It takes a while for this reversal of the world’s logic to register with us. But once the logic of the gospel has sunk in we understand why it has to be the offended person who initiates reconciliation. The offender, the person who has caused the rupture in the first place, may not even be aware of what he’s done. Remember, you and I were sinners long before we became aware that we were sinners; we had broken the heart of God long before we learned that we had done this. Do we know that we have offended God? We were not aware that any reconciliation needed to take place.

2. The second thing to be noticed is similar: the cost of reconciliation is borne by the offended party, not by the offender. “While we were enemies,” scripture informs us, “we were reconciled to God by the death of his Son.” We offended God. Wrapped up in our self-extenuating rationalization, we were prepared to live with the consequent estrangement. But God couldn’t live with it. He, the one we had wounded; he couldn’t live with it. He sought to reconcile us to himself. At what price? The price was breathtaking: he gave up his Son – which is to say, he sacrificed himself. The cost, the pain of our reconciliation to him, God absorbs himself. Pained as he is by our violation of him; pained still more by the estrangement that arises from our violation, he pains himself inestimably more by bearing the cost of getting us home with him.

There is no such thing as reconciliation – anywhere in life – that costs nothing. Estrangement corrodes. Hostility is an acid that eats away at us even as it eats away at the person on the other side of the divide. Of itself the corrosion will only worsen until the relationship is pitted and pockmarked, then weakened, and finally crumbled. What it takes to overcome acid-fed corrosion and unsightliness and pulverization – reconciliation; this can’t be picked up in a bargain basement sale.

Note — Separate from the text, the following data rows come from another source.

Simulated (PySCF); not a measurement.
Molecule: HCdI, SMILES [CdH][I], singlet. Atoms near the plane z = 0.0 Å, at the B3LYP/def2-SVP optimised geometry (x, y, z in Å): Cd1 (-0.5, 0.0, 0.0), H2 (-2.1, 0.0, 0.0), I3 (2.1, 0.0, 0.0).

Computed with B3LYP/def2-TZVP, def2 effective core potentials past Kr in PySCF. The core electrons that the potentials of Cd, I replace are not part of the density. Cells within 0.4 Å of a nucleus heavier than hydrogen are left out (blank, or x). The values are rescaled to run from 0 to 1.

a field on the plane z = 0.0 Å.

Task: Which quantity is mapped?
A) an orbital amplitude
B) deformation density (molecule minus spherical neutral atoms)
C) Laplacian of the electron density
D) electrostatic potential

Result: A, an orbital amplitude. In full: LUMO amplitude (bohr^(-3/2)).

To say that our reconciliation to God cost him the death of his Son is to say that you and I shall never be able fully to grasp its price. Still, we can understand enough to see that reconciliation, anywhere in life, is going to cost someone a great deal. And in fact it is the offended person, already victimized, who now freely victimizes herself (isn’t this exactly how it feels?) in order to defuse the antagonism, end the standoff, and overcome estrangement.

The cost we bear, the pain we absorb, is real and pronounced even where it isn’t dramatic. Just because it isn’t dramatic it will seem insignificant to others. But it’s never insignificant even where it isn’t dramatic. When we seek reconciliation, for instance, through our resolve not to focus on and intensify the pain we are in already through having been “shafted” the pain we bear is real. Or perhaps what’s required of us if reconciliation is to occur is this: we are going to resist the temptation to display or advertise the offence that wounded us in the first place. Perhaps what’s required of us is this: having been stung once already we now have to risk being stung again.

“Just a minute,” someone interjects, “Anyone who sticks his neck out a second time is a fool.” I agree. He is a fool. Yet according to the gospel there are two kinds of fools: those who are merely fools because unwise, and those with much wisdom who for just that reason are “fools for Christ’s sake.” Frankly, anyone who risks herself, exposes herself, lives vulnerably for the sake of promoting reconciliation; any such person is always going to appear a fool. But the alternative to turning towards the offender in our own vulnerability is to turn towards the offender in our armour. Armour reconciles no one. What else is the cross except God’s vulnerability exposed to the world? And what else is the cross except God’s self-initiated, anguish-bearing deed of reconciliation for those who have offended him?

Few of us have been physically assaulted. But all of us have been psychologically assaulted. We’ve all been trampled on, run over, put down, publicly humiliated, ridiculed quietly or ridiculed noisily. Pained as we are by it the gospel insists that it is we, the victim, who initiates reconciliation. We endeavour to do unto others as God himself has already done unto us.
It was while we were enemies that we were reconciled to God by the shed blood of his Son.

3. About results of our attempts at reconciliation. I readily acknowledge that our efforts at reconciliation don’t always work. There are situations where we’ve swallowed our “rights” and absorbed our pain and risked ourselves again and again only to have it all thrown back in our face. The relationship we hoped to recover has remained dead and now gives every appearance of remaining dead forever. Where are we now?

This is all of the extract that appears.